Friday, November 15, 2013

A question of mindsets

I'm currently reading Mindset, by Carol Dweck. It's a book that I've been meaning to read for quite some time now, having heard much about the ideas in workshops and from other colleagues. Our Middle and High School Head asked her faculty to read it as part of their professional reading this year and I was able to get my hands on a spare copy.

The general idea is fairly straightforward. There are two mindsets (the view or attitude that someone adopts) about oursleves: the fixed mindset and the growth mindset. Fixed mindset people believe that you are born with a specific amount of talent and ability for something and that no matter how hard you work you won't be able to really change this level. They believe that 'abilities are carved in stone' (pg. 6). Fixed mindset people constantly feel as though they have to prove themselves. This is because if they can't appear clever and smart then the only alternative is that they appear dumb, seeing as they can't do anything about their current ability levels. Therefore, they generally choose tasks that are just difficult enough for them.

Those who hold a growth mindset believe that you are born with a specific level of talent and ability for something but this can be altered by practising and honing your skills, knowledge and understanding of particular disciplines. They don't believe that your traits are 'simply a hand you're dealt with and have to live with' (pg. 7). Growth minded people believe that a person's qualities can  be cultivated through their efforts and that everyone can change and grow through application and experience.

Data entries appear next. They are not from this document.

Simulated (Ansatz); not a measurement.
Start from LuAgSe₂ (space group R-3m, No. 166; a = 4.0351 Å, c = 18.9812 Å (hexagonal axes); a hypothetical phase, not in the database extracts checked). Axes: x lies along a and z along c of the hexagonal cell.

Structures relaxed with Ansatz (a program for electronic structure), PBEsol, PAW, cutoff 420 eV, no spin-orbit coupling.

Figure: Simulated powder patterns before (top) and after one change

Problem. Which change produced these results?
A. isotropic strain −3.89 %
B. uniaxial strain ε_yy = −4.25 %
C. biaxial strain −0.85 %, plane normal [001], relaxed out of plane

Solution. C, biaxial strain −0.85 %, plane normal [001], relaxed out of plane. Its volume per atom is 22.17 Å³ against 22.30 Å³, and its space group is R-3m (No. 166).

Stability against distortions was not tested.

When I first heard about these two mindsets, and as I began reading the book, I considered myself to be firmly in the 'growth' party. I definitely believe that I can improve myself by working harder and thrive on challenges to my thinking and abilities in the work that I do. This is also recognisable in the people that I choose to associate closely with. My wife is an amazing woman. But I'm not attracted to her purely for her gorgeous looks, fabulous singing voice and sense of humour. She is someone (probably more than anyone else) that sees my faults and helps me to work on them, challenges me to be a better person and encourages me to learn new things. She doesn't undermine my self-esteem but she does foster my self-development. I also thrive on learning opportunities. This weekend we have an EAL expert coming to our school to run a workshop on EAL learning styles and to give us some ideas and techniques about how to teach EAL students. Some of our teachers are upset that they have to give up their weekend. Sure, this is an inconvenience for all of us. But Dr. Rojas has a busy schedule and cannot come at any other time. Even though it is on the weekend, this is still a great opportunity to learn and improve our skills, knowledge and understanding of teaching EAL students - and our entire student body are EAL (save a handful of students). These are all attributes of someone who has a growth mindset. I will say though, that I don't always adopt this stance. If I'm confronted with difficulties in things that I'm not passionate about then I'm far less inclined the put the effort in to improve, especially if my starting point is fairly low. Anyone who has seen me dance would agree with this.

I'm only part-way through the book, however, and I'm starting to discover some interesting elements to the mindsets. Perhaps I'm not as growth oriented as I first thought. Apart from choosing particular tasks that allow them to prove themselves to their peers, fixed mindsetters also regularly ask themsleves evaluative questions such as: Will I succeed or fail? Will I look smart or dumb? Will I be accepted or rejected? Will I feel like a winner or a loser? They feel smart when something comes easily for them (and others struggle with it), when they finish something and its perfect, and when they don't make any mistakes (pg. 24). I can admit to asking myself these questions and I definitely feel the same way about some of the answers above that have come from people with a fixed mindset. Does this mean that I'm not a growth-minded person after all? Probably not. The fact that I'm even asking myself these questions indicates that I don't believe that someone is born one way.

Carol's message is at the beginning of the book is that 'everyone has the ability to change their mindset'. My current stage of understanding is that I appear to be on some sort of mindset continuum. I would predict that I'm more towards the growth end of the spectrum, and I don't feel like there's a clear cut position of being totally in one or the other (for me at least). I do feel smart when I can do things that others have difficulty with. But I also believe that this is a result of the hard work that I've put in over many years - it hasn't just happened. I also don't feel that because I can do something well that it doesn't mean that I can't still improve at it.

So this all points to me having more of a growth mindset than a fixed one. I am curious to find out more about the intricacies of each mindset and I wonder if, as my understanding of each continues to develop, my idea of where I place on the mindset continuum will change?